The Squeeze is on
With fuel costs soaring to record levels, financially strapped airlines are going to extremes to nickel and dime passengers
By Joe Sharkey
Associated Press
The airlines are running out of ways to squeeze money out of passengers, now that they have jacked up fares all year and slapped extra charges on checked bags.
What next? Pay toilets? Or how about this: Oxygen masks that drop down to offer passengers better air in those cramped, smelly cabins. The oxygen masks are already bundled overhead for emergencies. So just hook them to seatback credit card scanners. One swipe of the American Express card and bingo, you're in a meadow in springtime rather than in some foul 737 circling Dallas.
Seriously folks, we're in a fix, us and the airlines. Passengers can grouse about airline management all we want, but the jig really is up. With oil at $130 a barrel, airline losses mounting, and most of the realistic revenue-raising ideas exhausted, all the airlines can do is to shrink the system and hope for the best.
Thus airlines are now steadily reducing domestic seating capacity. Industry analysts say that the domestic system needs to shrink by about 20 percent this year compared with last year -- at a time when most flights are already taking off full.
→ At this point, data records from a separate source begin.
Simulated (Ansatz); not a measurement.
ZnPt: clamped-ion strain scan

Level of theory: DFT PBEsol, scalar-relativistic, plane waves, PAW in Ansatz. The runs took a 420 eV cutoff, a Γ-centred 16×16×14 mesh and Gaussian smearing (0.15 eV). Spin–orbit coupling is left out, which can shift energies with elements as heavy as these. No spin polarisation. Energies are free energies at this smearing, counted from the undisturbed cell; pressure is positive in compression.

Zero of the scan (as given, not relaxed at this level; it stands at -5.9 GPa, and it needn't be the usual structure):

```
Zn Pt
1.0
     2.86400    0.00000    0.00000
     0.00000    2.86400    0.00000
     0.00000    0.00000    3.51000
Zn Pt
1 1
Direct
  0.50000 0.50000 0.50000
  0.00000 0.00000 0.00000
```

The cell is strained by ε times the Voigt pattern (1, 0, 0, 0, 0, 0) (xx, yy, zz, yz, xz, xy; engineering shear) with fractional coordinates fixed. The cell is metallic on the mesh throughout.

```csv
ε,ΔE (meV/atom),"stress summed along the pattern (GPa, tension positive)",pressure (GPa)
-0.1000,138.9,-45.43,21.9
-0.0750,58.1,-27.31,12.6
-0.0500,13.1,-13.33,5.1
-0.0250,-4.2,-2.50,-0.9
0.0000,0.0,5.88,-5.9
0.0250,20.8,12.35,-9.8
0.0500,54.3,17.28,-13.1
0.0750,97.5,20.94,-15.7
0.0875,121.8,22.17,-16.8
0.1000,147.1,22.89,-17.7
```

"I see spreading panic in the front offices of airlines. But this is not a time to panic, it is a time to think," said Michael Boyd, president of the Boyd Group aviation consultancy.
There's a lot to ponder. How much more can fares be raised before demand drops even below the capacity of a shrunken system? How many annoying new fees can be added before customers push back harder than the market can bear?
After all the major airlines, and a few low-cost carriers, announced a $25 charge for the second checked bag for most coach passengers, American Airlines raised the stakes and said it would begin charging $15 for the first checked bag.
The extra bag charges are starting to appear at airports as summer peak season bears down. That is incremental revenue, certainly. But what about the added commotion? After all, curbside skycaps and terminal ticket clerks have to collect that money and make change. Lines inevitably grow.
And more passengers certainly will try to cram even more into carry-on bags -- adding one more brick to the load for flight attendants who already struggle mightily to fit everything into overhead bins. So the cumbersome task of getting everyone seated for takeoff now becomes more challenging.
"Airlines need to realize that they have to get the customer on their side, and you don't do that by making them line up longer at the counter checking bags," said Boyd.
Every business traveler I know understands that the airlines are not intended to operate profitably at oil prices anywhere near $130 a barrel, incidentally. Fares undoubtedly will rise.
But "nickel and diming" customers is counterproductive, argued Boyd. Like many other industry analysts, he thinks airlines need to come to terms better with the huge costs of a delay-riddled system, and to plan more intelligently to dig themselves out of it.
Last month, the majority staff of the Joint Economic Committee in Congress issued a report that underscored the second biggest problem in air travel, after oil prices. That is the extra costs on airlines imposed by an air transportation system that has not been able to cope with demand for years.
Last year, "air traffic delays raised airlines' operating costs by $19 billion," counting fuel, crew, maintenance and other costs incurred by planes circling and waiting to land or sitting at gates or on tarmacs beyond departure times, the report said.
Officially, about a quarter of all flights arrived late last year. But airlines routinely build extra time into the schedule for many flights, which "significantly underestimates the problem," the report said.
There are no easy answers. Boyd says airlines need to fix inefficient internal flight operations systems, while passengers need to insist politically that the national air traffic control system gets fixed.
Imposing annoying extra fees for marginal revenue "just makes it harder for the rest of us to do business," he said, adding: "I understand it's crisis time for the airlines, but when you panic in a crisis, you're doomed."